Halo, Infamous and Metal Gear vets join Kickstarter gold rush

Wed 11 Apr 2012 7:46am GMT / 3:46am EDT / 12:46am PDT
Development

Camouflaj and Logan want $500k for "AAA iOS" title Republique

Veteran coders from the teams which worked on Halo, Metal Gear Solid and Infamous have opened a Kickstarter fund for an ambitious AAA iOS game entitled Republique, seeking $500,000 towards an estimated dev fund of $1,000,000.

Two teams are collaborating on the project: Camouflaj and Logan. Camouflaj is headed up by former Kojima Productions coder Ryan Paton, whilst production unit Logan is fronted by Alexei Tylevich. Together, they hope to produce a game whereby the player manipulates the environment to help the female protagonist escape a military complex.

Paton was keen to make his team's ambitions clear in his pitch to potential Kickstarter investors, citing Chair Entertainment's Infinity Blade as a standard of quality which he wants to emulate.

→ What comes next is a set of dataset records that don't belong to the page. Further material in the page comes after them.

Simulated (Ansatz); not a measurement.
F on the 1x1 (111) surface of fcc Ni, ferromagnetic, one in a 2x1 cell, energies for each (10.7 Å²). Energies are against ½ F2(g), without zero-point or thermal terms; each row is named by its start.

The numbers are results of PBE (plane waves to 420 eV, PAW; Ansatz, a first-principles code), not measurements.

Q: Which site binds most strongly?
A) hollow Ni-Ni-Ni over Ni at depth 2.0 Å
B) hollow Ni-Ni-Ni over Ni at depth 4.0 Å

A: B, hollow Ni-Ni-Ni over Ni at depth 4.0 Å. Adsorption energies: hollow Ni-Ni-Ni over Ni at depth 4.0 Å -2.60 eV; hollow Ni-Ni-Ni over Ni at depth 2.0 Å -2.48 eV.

"iOS is becoming a great gaming platform, but where are the games for people who love intense action and story-driven experiences," asks Paton.

"Where are the AAA games designed specifically for touch-based devices? As someone who loathes virtual joysticks, I have great respect for what Chair Entertainment did with Infinity Blade: they built an action game specifically for touch devices. We aim to do the same."

$500,000 has already been raised for the project from direct investment, but that funding will only materialise if the Kickstarter campaign can match it.

7 Comments

It will be interesting to see how many of these kickstarter projects come onto full production and how well they do 1-1.5 years from now. Certainly a very exciting start of a new cycle of global game creativity (free from the chain of the large developer model)

Posted:2 years ago

#1

Meelad Sadat
[a]list daily editorial director

53 29 0.5
When the powers and their process no longer provide the people with what they want, the people unite and subvert the process. It's pretty powerful sh*t.

Posted:2 years ago

#2

Spencer Franklin
Concept Artist

90 120 1.3
Couldn't agree more!

Posted:2 years ago

#3

Murray Lorden
Game Designer & Developer

199 71 0.4
These are interesting times, indeed!

Murray
www.muzboz.com

Posted:2 years ago

#4

Andreas Gschwari
Senior Games Designer

541 528 1.0
But 1 million for an iOS game? (500k kickstarter and 500k direct investment)

Sure this is an ambitious iOS title, this seems a bit much to me. Double Fine wanted 400k and wasteland 2 would have been happy with 900k.

I think it's amazing what kickstarter has done so far and will no doubt do going forward, but i seriously hope it won't be abused to artificially drive up cost of indie projects.

Posted:2 years ago

#5

Brian Smith
Artist

193 77 0.4
I can't help but feel that I'd rather see a lot of small unknown indies using things like Kickstarter rather than industry veterans milking it for free dev funds. Well known developers could easily go similar routes to SMS with their Pcars game. This type of route shares out the profits with it's investors which is important I think when they are acquiring such huge development sums. When it comes to kickstarter where the funds are basically a gift, I want to see indies able to get under-way for 30k,50k, even 100k but these huge projects have no right to such freebies. They are taking it away from others more needy and deserving. Just my opinion.

Posted:2 years ago

#6

Andreas Gschwari
Senior Games Designer

541 528 1.0
@Brian i agree with you 100%. The one thing to consider though is that an unknown startup will always have a hard time to raise funds for a new project. The reason the Double Fine and Wasteland 2 kickstarter projects did so well is because they had a well known people/IPs behind them.

Though i think smaller amounts, in the 30k to 50k region, should hopefully be possible.